In liquidation, no person may be a member as both a creditor and a contributory. Furthermore, if the company being wound up is a recognised bank, a representative of the Deposit Protection Board may exercise the right to be a member of the committee, and if the company is a financial institution, representative on the Financial Services Authority and the Financial Service Compensation Scheme may exercise this right are to be regarded as additional creditor members of the committee.

No member of committee may be represented by:

  1. A body corporate.
  2. An undischarged bankrupt
  3. A person who is subject to a bankruptcy restrictions order or undertaking, or
  4. A disqualified director.

A representative may not act for more than one or two committee members on the same committee. In addition, where the representative of a committee member signs any document on the member’s behalf, the fact that he so signs must be stated below his signature.

A member of the creditor’s committee may resign by notice in writing delivered to the trustee/ liquidator. He is also terminated automatically if:

  • He becomes bankrupt, or
  • At three consecutive meetings of the committee he is neither present nor represented ( unless at the third of those meetings it is resolved that this rule is not to be applied in his case), or
  • He ceases to be, or is found never to have been, a creditor.

However, if the cause of termination is the member’s bankruptcy, his trustee in his bankruptcy is replaced as the member.

In addition, a member of the committee may be removed by resolution at a meeting of creditors, provided at least 14 days’ notice has been given of the intention to move that resolution.


If there is a vacancy in the membership of the committee, provided that the number of membership does not fall below three, it needs not be filled if the trustee/liquidator and majority of the remaining committee members so agree. If another member is to be appointed he can be appointed by resolution passed at a duly convened meeting of creditors after at least 14 days’ notice of the resolution has given or by the trustee (provided the majority of the remaining committee members agree to the appointment and the creditor consents to act).

Composition of committee when creditors paid in full

If the liquidator issues a certificate that the creditors of the company have been paid in full with interest, the creditor members of the committee cease to be members of the committee.


The chairman at any meeting of the committee will be the trustee/liquidator, or a person appointed by him in writing to act, who must be qualified to act as an insolvency practitioner in relation to the insolvent or an employee of the trustee/liquidator or of his firm who is experienced in insolvency matters.


A meeting of the committee is duly constituted if due notice of it has been given to all members and at least two members are present or represented.

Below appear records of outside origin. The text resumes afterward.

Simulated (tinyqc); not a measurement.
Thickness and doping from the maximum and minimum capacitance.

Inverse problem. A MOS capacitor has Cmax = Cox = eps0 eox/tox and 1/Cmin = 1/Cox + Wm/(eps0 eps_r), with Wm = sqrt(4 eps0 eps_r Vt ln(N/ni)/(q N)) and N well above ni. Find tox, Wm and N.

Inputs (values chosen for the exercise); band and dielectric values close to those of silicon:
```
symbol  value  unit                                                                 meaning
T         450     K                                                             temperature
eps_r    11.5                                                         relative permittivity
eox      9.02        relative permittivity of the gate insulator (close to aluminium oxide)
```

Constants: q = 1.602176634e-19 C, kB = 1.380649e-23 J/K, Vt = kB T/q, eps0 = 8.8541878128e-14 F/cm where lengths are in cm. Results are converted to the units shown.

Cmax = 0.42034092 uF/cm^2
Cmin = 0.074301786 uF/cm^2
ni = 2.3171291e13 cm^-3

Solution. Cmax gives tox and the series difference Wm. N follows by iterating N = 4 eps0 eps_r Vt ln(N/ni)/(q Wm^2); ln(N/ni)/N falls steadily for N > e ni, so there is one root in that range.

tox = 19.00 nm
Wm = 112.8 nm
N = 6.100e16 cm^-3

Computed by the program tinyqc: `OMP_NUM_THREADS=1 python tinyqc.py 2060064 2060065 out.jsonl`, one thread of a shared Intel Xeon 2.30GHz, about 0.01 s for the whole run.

The committee will meet where and when determined by the trustee/liquidator, subject to:

  1. First meeting, which must be called within 3 months of the appointment or committee’s establishment ( whichever is the later )
  2. Subsequent meetings, which must be called by trustee/liquidator for a specified date, if the committee has previously resolved that a meeting be held on that date. Or, if it is requested by a member of the committee or his representative, the meeting must then be held within 21 days of the request being received by the trustee.

Notice of venue

The trustee must give 7 day’s notice in writing of the venue of any meeting to every member of the committee or representative, unless this requirement has been waived by or on behalf of any member, such waiver may be signified either at or before the meeting.

Information from administrator/administrative receiver

In administration and administrative receivership where the committee resolves to require the attendance of the administrator/administrative receiver under section para 57 sch B / 49(2) of the Insolvency Act 1986, he must be given at least 7 day’s notice in writing, signed by majority of the current members of the committee. A member’s representative may sign for him.

The meeting at which the administrator/administrative receiver’s attendance is required must be fixed by the committee for a business day, and held at such time and place as he determines.

Where he so attends, the members of the committee may elect any one of their number to be chairman of the meeting in place of the administrator/administrative receiver or his nominee.

Voting rights and resolutions

At any meeting of the committee each member (whether present himself or by his representative) has one vote, and a resolution is passed when a majority of the members present or represented have voted in favour of it.

Records of meetings

Every resolution passed must be recorded in writing, either separately or as part of the minutes of the meeting. The record must be signed by the chairman and kept with the records of the bankruptcy.

Postal resolutions

It is possible for resolutions to be passed by post. The office-holder must send to every member (or his representative designated for the purpose) a copy of any proposed resolution on which a decision is sought, which must be set out in such a way that agreement with, or dissent from, each separate resolution may be indicated by the recipient on the copy so sent.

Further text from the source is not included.